Strikes and protests have erupted in South Korea over the last week against a continuing wave of corporate restructuring and retrenchments. The industrial unrest is the most extensive since former opposition leader Kim Dae Jung was installed as president in February.
In the capital, Seoul, last Saturday, thousands of workers, including strikers from the Kia Motors plant in the southwestern suburbs, clashed with riot police during a rally to oppose planned job cuts. More than 13,000 Kia workers have been on strike since a court placed the corporation in receivership on April 15. The unions are demanding that the government allow the company to restructure its debts, as an alternative to its takeover. Hyundai, Daewoo and Samsung are all bidding to buy up the auto giant.
Many employees from state-owned firms, also facing job losses, took part in the protest. A presidential budget committee recently ordered 155 state-run and state-invested companies and organisations to present privatisation blueprints by May 4. Dozens of immigrant workers, who have been among the hardest hit by rising unemployment, joined the demonstration. An estimated 47,700 workers from countries such as China, India and Nepal have already been forced to leave the country.
On the same day, 7,000 workers demonstrated in the southern industrial city of Ulsan, home of the giant Hyundai conglomerate. Hyundai workers have threatened to take strike action against company plans to dismiss up to 10,000 from its work force of 45,000.
Hyundai's Ulsan plant is operating at 45 percent capacity. The unions agreed to management decisions to axe the night shift and enforce holidays for thousands of workers, but opposed the company's plans to force older workers to take early retirement. Instead union leaders have called for a 30 percent cut in working hours, with a corresponding pay cut.
The two major union groupings--the officially-recognised Federation of Korean Trade Unions (FKTU) and the Korean Confederation of Trade Unions (KCTU)--paved the way for the mass retrenchments by signing a pact in February with the government and big business to substantially alter labour legislation. The new laws effectively end the system of lifelong employment, which has provided job security for many full-time workers in the past.

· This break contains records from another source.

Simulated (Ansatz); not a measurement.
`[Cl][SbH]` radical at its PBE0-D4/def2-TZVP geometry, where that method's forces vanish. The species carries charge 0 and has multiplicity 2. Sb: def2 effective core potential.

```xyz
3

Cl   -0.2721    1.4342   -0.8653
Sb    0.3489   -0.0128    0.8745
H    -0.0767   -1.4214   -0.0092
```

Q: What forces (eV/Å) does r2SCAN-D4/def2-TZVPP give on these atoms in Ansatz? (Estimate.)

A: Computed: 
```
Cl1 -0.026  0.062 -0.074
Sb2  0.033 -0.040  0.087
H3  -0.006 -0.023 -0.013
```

Newly-elected KCTU leaders now claim to oppose the deal and have called for national strikes next month over the government's restructuring of state-run companies. The union body does not oppose the job losses as such, but has attacked the government's action for being "unilateral," and called for a new plan to be approved by workers.
Massive job cuts were a crucial feature of the International Monetary Fund's US$57 billion bailout of the economy, now being enforced by the newly installed government. President Kim Dae Jung, who campaigned on his reputation as a "democrat," has outlawed the recent strikes and protests.
According to the government's own figures, unemployment has been rising at an estimated rate of 10,000 a day--most of the losses being in white collar jobs in financial institutions and management. The official jobless rate is expected to more than treble to 8.5 percent this year, up from 2.5 percent last year.
Among industrial workers job losses are set to soar as conglomerates like Hyundai put restructuring plans into effect. Domestic vehicle sales are expected to drop by as much as 57 percent this year. Auto companies will also be hit by increased competition as the US and other powers press for access to South Korean vehicle markets.
Official unemployment figures ignore day labourers who have been severely affected by job losses, according to the Korea Council of Construction Daily Worker Unions. A small sample survey of members conducted by the union revealed that 80 percent of casual construction workers were out of a job. The average number of work days was 6.1 days last month, and 47 percent earned nothing at all. An estimated 1.8 million workers in the construction industry are excluded from the existing limited social security system.